Skip to main content

BigQuery ingestion-time partitioning and partition copy with dbt

· 8 min read
Christophe Oudar

At Teads, we’ve been using BigQuery (BQ) to build our analytics stack since 2017. As presented in a previous article, we have designed pipelines that use multiple roll-ups that are aggregated in data marts. Most of them revolve around time series, and therefore time-based partitioning is often the most appropriate approach.

Back then, only ingestion-time partitioning was available on BQ and only at a daily level. Other levels required to work with sharded tables. It’s still the case if we consider the partition limit set at 4096 when we’re using hourly partitions, since it translates to roughly 170 days.

We built an internal SQL query executor tool to wrap the execution of our BigQuery jobs while dbt Labs (formerly known as Fishtown Analytics) was creating its own product: dbt. After a successful experiment in 2021, dbt is now part of our go-to solution to create new BigQuery jobs at Teads. Though it misses a few custom features, it has become a superset of our former tool for everyday usage.

As column partitioning was released on BQ, and dbt favored incremental materialization, we identified one case that wasn’t well supported: ingestion-time partitioned tables using incremental materialization.

🎉 We’ve been drafting a technical solution since the end of 2021 and finally managed to merge our contribution during Coalesce 2022!

When to use ingestion-time partitioning tables

Ingestion-time partitioning tables are very similar to column-type partitioning with TIMESTAMP columns. We can actually replicate most of the behavior from each other.
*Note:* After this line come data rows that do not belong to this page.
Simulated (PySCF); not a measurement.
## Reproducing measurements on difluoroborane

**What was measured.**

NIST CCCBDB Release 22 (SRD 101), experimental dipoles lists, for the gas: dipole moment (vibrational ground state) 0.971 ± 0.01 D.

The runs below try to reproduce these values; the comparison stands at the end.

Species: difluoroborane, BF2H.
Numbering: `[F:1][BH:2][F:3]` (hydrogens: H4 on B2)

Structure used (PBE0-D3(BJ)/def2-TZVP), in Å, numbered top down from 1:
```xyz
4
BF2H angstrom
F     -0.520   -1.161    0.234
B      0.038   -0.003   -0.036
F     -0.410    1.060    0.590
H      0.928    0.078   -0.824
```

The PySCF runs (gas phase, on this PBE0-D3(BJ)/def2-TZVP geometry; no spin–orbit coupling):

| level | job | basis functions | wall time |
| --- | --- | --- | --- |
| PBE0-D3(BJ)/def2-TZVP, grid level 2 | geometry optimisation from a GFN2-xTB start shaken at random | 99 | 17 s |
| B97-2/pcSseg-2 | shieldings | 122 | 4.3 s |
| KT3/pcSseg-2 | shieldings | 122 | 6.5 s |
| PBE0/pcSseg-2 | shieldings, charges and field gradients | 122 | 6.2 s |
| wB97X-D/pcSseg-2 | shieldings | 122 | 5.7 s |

Let’s see the main differences brought by ingestion-time partitioning tables:

  • In ingestion-time partitioning tables, we have a TIMESTAMP pseudo column called _PARTITIONTIME. This is not taken into account in the table’s weight which is interesting, so if you have a lot of rows, it can be worth it. You can also request _PARTITIONDATE which contains the same data truncated at the day-level with a DATE type.
  • Selecting data from ingestion-time partitioning tables that include a pseudocolumn is also cheaper because the column is not billed. We also figured out that queries filtering on time partition columns are faster on ingestion-time partitioning tables regarding slot time. So whether we’re using “pay as we go” or “flat rate”, we’re better off with ingestion-time partitioning tables regarding performance.
  • If we need to insert into multiple time partitions in a load/insert, we have to use column-type partitioning. Yet you can use a merge to insert in multiple partitions with ingestion-time partitioning tables.
  • We can’t select the pseudocolumn as is for some operations such as a GROUP BY and it must be renamed. Practically the column name is restricted and we have to alias it to something else.
  • We cannot use a CREATE TABLE … AS SELECT … on ingestion-time partitioning tables; it’s one of the main reasons why dbt didn’t support them at first with incremental materialization. It requires creating the table using a PARTITION BY clause and then inserting the data.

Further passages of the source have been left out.